A graduation speech that’s out of the box
Due to some oversight, I have not been asked to give any graduation speeches in this abundant season of them. Because it is heartbreaking to think that young Americans will miss the benefit of my wisdom, I have decided to jot down some advice anyway.
For the longest time, I had hoped to deliver my observations in person, but the trend is to invite famous football figures instead, because they are learned in the ways of the grunting arts.
Nothing against these worthies, but I was quite good at ping pong in elementary school, which I could have spun into an absorbing moral tale for the graduating students. After all, life is all about going back and forth, and you have to know how to take the spin with the power shots and keep up the rally.
Still, it is my hope that some speaker somewhere will deliver some remarks on my behalf. Yes, you could call this plagiarism, but I would call it flattering. So here goes, and hang on to your caps and gowns.
Dear President-cum-Alumni Appeaser-cum-Toady Fund-Raiser, Distinguished or Otherwise Faculty and Staff, Your Most Worshipful Football Coach, Parents Saved from Bankruptcy at Last, Relatives, Friends and the Graduating Class of '08: It is my great pleasure to be your commencement speaker, and let me commence by saying that I want to thank everyone involved in this happy error of judgment.
I am not here to deliver your standard "go forth and do great things" type of speech. I am here to think and speak out of the box. As you can see, I have set the box to the side of the podium here, and you might see me take a sandwich out of it from time to time because nothing fuels a telling remark more than a timely snack.
I know it is the law that I must quote the poet Robert Frost on such an auspicious occasion, but dear students, it could be worse. As your parents know to their cost, couples getting married used to have to play "Jeremiah Was a Bullfrog" at their reception, but thankfully that law has been repealed.
So on the advice of my attorney, let me just say: Two roads diverged in a wood, and I -- I took the one less traveled by, And that has made all the difference.
Students, you know what this means, don't you? Unless you have a decent navigational system in your car, you will get lost. In short, you will be the thing you dread most as a young person, a loser, and that will make all the difference. You will wander from a yellow wood to some great pit of ineptitude and failure, perhaps even Congress.

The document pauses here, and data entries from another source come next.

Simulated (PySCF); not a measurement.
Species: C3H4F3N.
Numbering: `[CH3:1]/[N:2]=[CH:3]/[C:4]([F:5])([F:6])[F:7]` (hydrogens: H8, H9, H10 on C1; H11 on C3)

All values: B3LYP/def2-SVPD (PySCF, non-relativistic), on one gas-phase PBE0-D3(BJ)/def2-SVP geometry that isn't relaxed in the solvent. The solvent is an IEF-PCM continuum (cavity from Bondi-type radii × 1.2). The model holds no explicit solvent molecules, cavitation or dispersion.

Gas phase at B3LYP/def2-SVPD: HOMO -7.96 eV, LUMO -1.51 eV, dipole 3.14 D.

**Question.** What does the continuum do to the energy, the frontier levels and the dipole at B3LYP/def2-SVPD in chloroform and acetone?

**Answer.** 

New graduates, you don't want this to happen. To avoid this, you must stay abreast of all the latest technology and keep on your toes. You see, and this is the point of my speech for the benefit of you students used to sleeping through class: Life Is a Reality Show.
We live in tribes, each one more ridiculous than the other, and we compete against each other because that is what the script requires. Fortunately, you will leave college well prepared, having already been introduced to many of the indignities of life -- unspeakable food, defeat in getting dates and unbelievable squalor. But enough about life in the freshman dorms.
Life Is a Reality Show. Wait and see. When you leave this sylvan setting, you will be asked to perform stupid antics, climbing greasy poles set in pools full of crocodiles, which we older people know as Corporate Life.
Life Is a Reality Show. You won't be able to trust anyone and there's no immunity to escape the judgment of the tribal counsel (i.e., board of directors), unless, of course, one of your parents owns the company.
Not to worry, Class of 2008. Everyone can be a winner in this great land we call America. Go forth now and write your own script. Me, I am going to have a sandwich out of the box.
Reg Henry is a columnist for the Pittsburgh Post-Gazette.